- A shareholder's percentage of the S corporation's net ordinary loss for the year is reported to the shareholder on line 1 of Schedule K-1. This loss is reported on the shareholder's personal tax return on line 17. If this loss results in a loss on line 43 (Taxable income) you may have a net operating loss.
- If the taxable income on line 43 is a negative number, the next step is to add back all non-business net capital gains and non-business net income. If the result is still a negative number, this is the net operating loss available. For example, if the loss on line 43 is $100,000, the non-business net capital gain is $35,000 and the non-business net income is $25,000, the net operating loss available to carry back or carry forward is $40,000 (-100,000 +35,000 +25,000= -40,000).
- To take advantage of a net operating loss carryback, you must attach a statement to your personal tax return stating you are electing to apply section 172(b)(1)(H) to carryback the net operating loss. This is an irrevocable election; once it is made and the tax return is filed, you cannot change your mind after the current year's tax filing deadline. If you don't file this statement with the tax return, you are automatically electing to carry the loss forward into future years. This is also an irrevocable election.

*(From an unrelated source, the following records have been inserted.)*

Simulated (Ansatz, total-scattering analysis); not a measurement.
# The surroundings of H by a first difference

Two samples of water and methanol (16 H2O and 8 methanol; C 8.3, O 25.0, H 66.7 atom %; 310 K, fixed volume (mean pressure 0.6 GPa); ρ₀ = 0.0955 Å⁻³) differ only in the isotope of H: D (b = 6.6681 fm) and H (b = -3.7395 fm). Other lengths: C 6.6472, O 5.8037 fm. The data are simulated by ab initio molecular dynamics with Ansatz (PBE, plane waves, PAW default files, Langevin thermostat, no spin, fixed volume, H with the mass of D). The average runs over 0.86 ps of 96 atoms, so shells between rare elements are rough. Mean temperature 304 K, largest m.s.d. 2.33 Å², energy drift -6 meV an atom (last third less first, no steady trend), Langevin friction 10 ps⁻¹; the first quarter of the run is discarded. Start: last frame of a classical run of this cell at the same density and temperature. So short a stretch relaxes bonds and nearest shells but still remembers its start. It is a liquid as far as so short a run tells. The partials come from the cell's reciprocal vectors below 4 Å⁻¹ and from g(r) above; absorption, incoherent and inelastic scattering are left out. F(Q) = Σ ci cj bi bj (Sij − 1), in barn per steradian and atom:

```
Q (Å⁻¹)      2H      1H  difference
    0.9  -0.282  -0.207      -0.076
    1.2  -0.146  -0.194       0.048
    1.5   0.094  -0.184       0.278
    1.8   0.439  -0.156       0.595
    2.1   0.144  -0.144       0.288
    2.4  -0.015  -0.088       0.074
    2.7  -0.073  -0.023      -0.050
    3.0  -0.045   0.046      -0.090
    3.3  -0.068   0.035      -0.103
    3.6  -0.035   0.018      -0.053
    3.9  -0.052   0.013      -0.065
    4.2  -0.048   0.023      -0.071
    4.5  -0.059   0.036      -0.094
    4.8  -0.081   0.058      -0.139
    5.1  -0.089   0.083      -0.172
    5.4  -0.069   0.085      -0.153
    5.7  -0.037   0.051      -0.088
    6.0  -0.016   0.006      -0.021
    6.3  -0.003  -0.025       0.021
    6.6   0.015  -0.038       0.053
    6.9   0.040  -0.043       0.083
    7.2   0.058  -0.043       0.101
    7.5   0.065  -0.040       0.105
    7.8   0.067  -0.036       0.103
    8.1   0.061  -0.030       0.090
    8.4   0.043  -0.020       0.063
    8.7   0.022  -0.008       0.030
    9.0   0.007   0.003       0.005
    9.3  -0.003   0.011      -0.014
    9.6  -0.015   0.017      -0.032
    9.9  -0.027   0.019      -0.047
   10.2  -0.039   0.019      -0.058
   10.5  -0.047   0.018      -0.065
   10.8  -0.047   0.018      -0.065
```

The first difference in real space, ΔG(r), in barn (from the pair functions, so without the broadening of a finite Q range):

- In most tax years, a NOL can be carried back 2 years to offset taxable income in those years. Apply the NOL to the older of the two years first. If any NOL amount remains after offsetting the taxable net income in the older year, carry the remaining NOL into the more recent year. If any NOL still remains, it will be carried forward into future years.Applying NOL carrybacks requires filing amended tax returns for each year to which the NOL carryback is applied.
- For tax years 2008 and 2009, the American Recovery and Reinvestment Act provided for a special carryback period for small businesses, including S corporations. As an S corporation shareholder, you were allowed carry back an available net operating loss from either 2008 or 2009 (but not both) for a period of up to 5 years.